Awesome Movie Review: Black Snake Moan

I like porn. Some might say I love porn. Others might say I am addicted to porn. And some learnéd individuals might even say that my porn addiction is all-consuming and that I need a hobby or to learn how to interact socially with other human beings. In short, I am a fan of the naked ladies.

My dream in life is to lock Jennifer Love Hewitt in a cage in my basement. My favourite episode of Buffy is “Consequences,” where Angel chains Faith to a wall in his basement. In short, being that I possess none of the qualities that ladies find attractive, my ideal sexy lady is one who cannot run away.

It stands to reason that with my fondness for porn, half naked ladies, and sexy ladies chained to various objects, I would love Black Snake Moan. Sadly, we live in a world bereft of reason. I did not like Black Snake Moan. It is a half-assed mockery of everything I hold dear.

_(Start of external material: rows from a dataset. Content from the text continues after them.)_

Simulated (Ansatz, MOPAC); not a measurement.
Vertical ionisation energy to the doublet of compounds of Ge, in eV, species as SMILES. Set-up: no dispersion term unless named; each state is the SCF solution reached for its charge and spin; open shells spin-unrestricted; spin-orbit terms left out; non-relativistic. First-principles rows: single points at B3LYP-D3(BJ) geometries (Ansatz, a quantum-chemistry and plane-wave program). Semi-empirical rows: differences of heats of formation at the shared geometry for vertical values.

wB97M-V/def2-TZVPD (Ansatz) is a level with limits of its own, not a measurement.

In Black Snake Moan, Christina Ricci plays a small town nymphomaniac. Her life consists of getting wasted and having sex. One night, after her boyfriend (Justin Timberlake) ships out with the National Guard, she gets really wasted, plays topless football, has sex, and then gets the shit beat out of her and is left on the side of the road. The next morning, Sam Jackson, whose wife just ran off with his brother, finds Ricci lying in the road. Wanting to help her he takes her back to his nearby farm. After asking around town, Jackson learns that Ricci is a nympho, so he decides to “cure” her evil ways by chaining her to his radiator. Basically, half the movie consists of a half-naked Christina Ricci getting boned or struggling against the chain. Sounds like a kickass flick, right? Wrong. Director Craig Brewer ruins what could be an enjoyable exploitation film by burdening the thin plot with a litany of “issue” clichés.

So, what exactly is Black Snake Moan about? Is it a ignorantly misogynistic excuse for Christina Ricci to flash her titties? Is it an emotional drama about the effects of childhood sexual abuse? Is it about redemption through religion? Or redemption through the blues?

And which character is the focus of the movie? Is it about Christina Ricci trying to become something more than a walking vagina? Is it about Sam Jackson rediscovering his faith and his music, all while wooing the mail lady from Pee-Wee’s Playhouse? And why is Justin Timberlake such a pussy? These are all questions that are raised by Black Snake Moan, but Black Snake Moan is not a very thoughtful movie. It’s two hours of Christina Ricci running around in her underpants.

Black Snake Moan is nothing but a mediocre titty flick with aspirations of being some kind of serious character drama. It is a mediocre titty flick without all the things that make mediocre titty flicks so damn enjoyable. It’s Party Camp without the sophomoric sex jokes or the dynamic talents of Jewel Shepard. It’s Not of This Earth, minus the cheesy sci-fi violence and the lovely Miss Traci Lords. Even worse, it’s a mediocre titty starring a chick who’s had a breast reduction. That’s not how titty flicks are supposed to work.

Now, I know some of you will be saying, “But Shawn, Christina is so tiny, her titties would have given her back pains, like Punky Brewster.” Back pains? I get back pains from just thinking about a sexy lady willingly reducing her Morrissey-given titties. It feels like getting kicked in the back by a centaur. Not a horse. Not a mule. Not even a mountain goat. A fucking centaur. The pain that breast reductions cause me is so intense, it could only be metaphorically inflicted by a mythical creature.

Despite whatever desire you might have to see Christina Ricci’s titties, despite whatever love you have for the acting talents of Justin Timberlake, despite whatever fondness you might have for the Gibson ES-335 guitar, you should not watch Black Snake Moan. It is a disappointing waste of two hours. And really, for a movie that features a half-naked nymphomaniac, there’s really not a whole lot of nudity. It’s not worth it as a blues movie. It’s not worth it as a drama. And it’s not worth it as a titty movie. In short, Black Snake Moan is worthless. On my scale of one to five tiny heads of Sergei Eisenstein, I give Black Snake Moan the dread Evil Tiny Head of Sergei Eisenstein.